|image source by gesinek|
When our children were very young we started a tradition of creating food baskets for our neighbors for Christmas. Instead of just dropping the goodies by, we set up a time for the recipients to come to our home or for us to visit them (many are retired). With ten families on our list, we started late-November scheduling times to visit.
Four children later and a crazy life, this is no longer a feasible idea.
We have since revamped the tradition and now host an Open House each December. And we love it. It has helped unite our community and teach our children how to welcome people into our home and serve them while here.
Today’s post will explain how we pull off ~ without stress ~ this activity during the busiest time of the year, what goodies we provide, and how we use it to build servants’ hearts in our children.

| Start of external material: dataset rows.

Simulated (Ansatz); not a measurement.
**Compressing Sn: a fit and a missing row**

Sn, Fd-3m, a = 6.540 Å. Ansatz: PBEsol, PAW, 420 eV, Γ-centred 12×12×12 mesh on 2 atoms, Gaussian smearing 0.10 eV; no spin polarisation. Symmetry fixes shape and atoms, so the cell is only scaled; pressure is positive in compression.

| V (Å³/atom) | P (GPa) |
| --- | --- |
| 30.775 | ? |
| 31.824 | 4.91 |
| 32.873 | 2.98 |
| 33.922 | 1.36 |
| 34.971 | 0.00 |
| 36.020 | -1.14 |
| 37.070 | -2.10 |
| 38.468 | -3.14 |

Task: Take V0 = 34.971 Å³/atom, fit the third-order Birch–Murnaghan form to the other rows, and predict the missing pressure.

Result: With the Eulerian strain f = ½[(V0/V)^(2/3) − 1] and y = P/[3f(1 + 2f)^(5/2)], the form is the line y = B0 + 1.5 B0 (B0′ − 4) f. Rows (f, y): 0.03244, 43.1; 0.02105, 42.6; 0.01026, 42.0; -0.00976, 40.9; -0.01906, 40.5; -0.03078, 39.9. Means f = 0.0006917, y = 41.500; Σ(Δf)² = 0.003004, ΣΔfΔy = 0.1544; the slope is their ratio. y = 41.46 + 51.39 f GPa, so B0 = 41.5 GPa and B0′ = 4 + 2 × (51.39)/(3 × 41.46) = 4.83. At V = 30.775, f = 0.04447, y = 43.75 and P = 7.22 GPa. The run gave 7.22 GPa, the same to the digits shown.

Sometimes picking the date can be the hardest task. For us, Sunday afternoons have produced the best attendance as it allows neighbors to stop by after church. And since we attend church on Saturday nights, this leaves Sunday mornings for us to prepare. Think about the habits of those you will be inviting and keep in mind what you will be serving as well.
Once a date is set, it is time to begin to inviting those you desire to come. Facebook and email are simple ways to invite although there is nothing like snail mail or a hand-delivered invite.
I wrote the following poem for our invites.
Christmas is near,
A time for celebration
With neighbors we hold so dear!Come celebrate the season,
With those on __________ Road,
Drop in for some yummy treats
At our merry abode.
There are hundreds of poems available on the internet so find one that suits you or purchase a set of invites through Amazon.
Simple is good. Do what you can without adding stress to your life. If serving several appetizers will make your family want to run from the sight of you, then the purpose is lost in the preparation.
Here are some ideas…
- Cookies and Hot drinks
- Soup and Parmesan Bite or Raisin Bran Muffins
- Chips and Dips, Sausage Balls or Meatballs
- Rhode Bubble Rolls
- Egg Casseroles
If the thought of cooking makes you cringe or it tenses the muscles in your back, local bakeries offer delicious options. Simply add some hot coffee or hot tea to the mix.
For the past few years, we have offered various cookies and hot apple cider. Whenever I have a few hours to spar, I make up a batch of something and place it in the freezer for our big day. I have been very tempted to switch to chili and rolls due to the simplicity but we have several requests for specific cookies and I hate to disappoint.
This is completely optional but we like to give our guests a parting gift as they leave along with our Christmas letter and family picture. Most years we “gift” a small jar of Strawberry Rhubarb Jam – another request from the neighbors.
Everyone Has a Job
This is the best part of the Open House. Our children help in the baking of food and preparing our home. Then before anyone arrives, each child is given an age-appropriate job to welcome the people in our home and make our guests feel important while here. We discuss specifics about each job so that the child understands the proper way to preform it (what to say, do, how to handle different circumstances, etc.). We also practice with Mommy or Daddy being pretend guests. When we had little children who were too little to assist, we held the Open House during nap time so that we could devote our attention to our guests and train the older children how to serve.
- Open the door and welcome the guest
- Present jam and Christmas card as they leave
- Ask about refills
- Take coats
- Pick up trash
- Ask to take plates when finished
- Assist older adults from their cars into our home (for older children)
And there you have it. A simple, yet heart warming time to love on your neighbors and train your children to serve.
Yes, Christmas time is busy. But this adds a good busy and I am thankful we have adopted it for our family.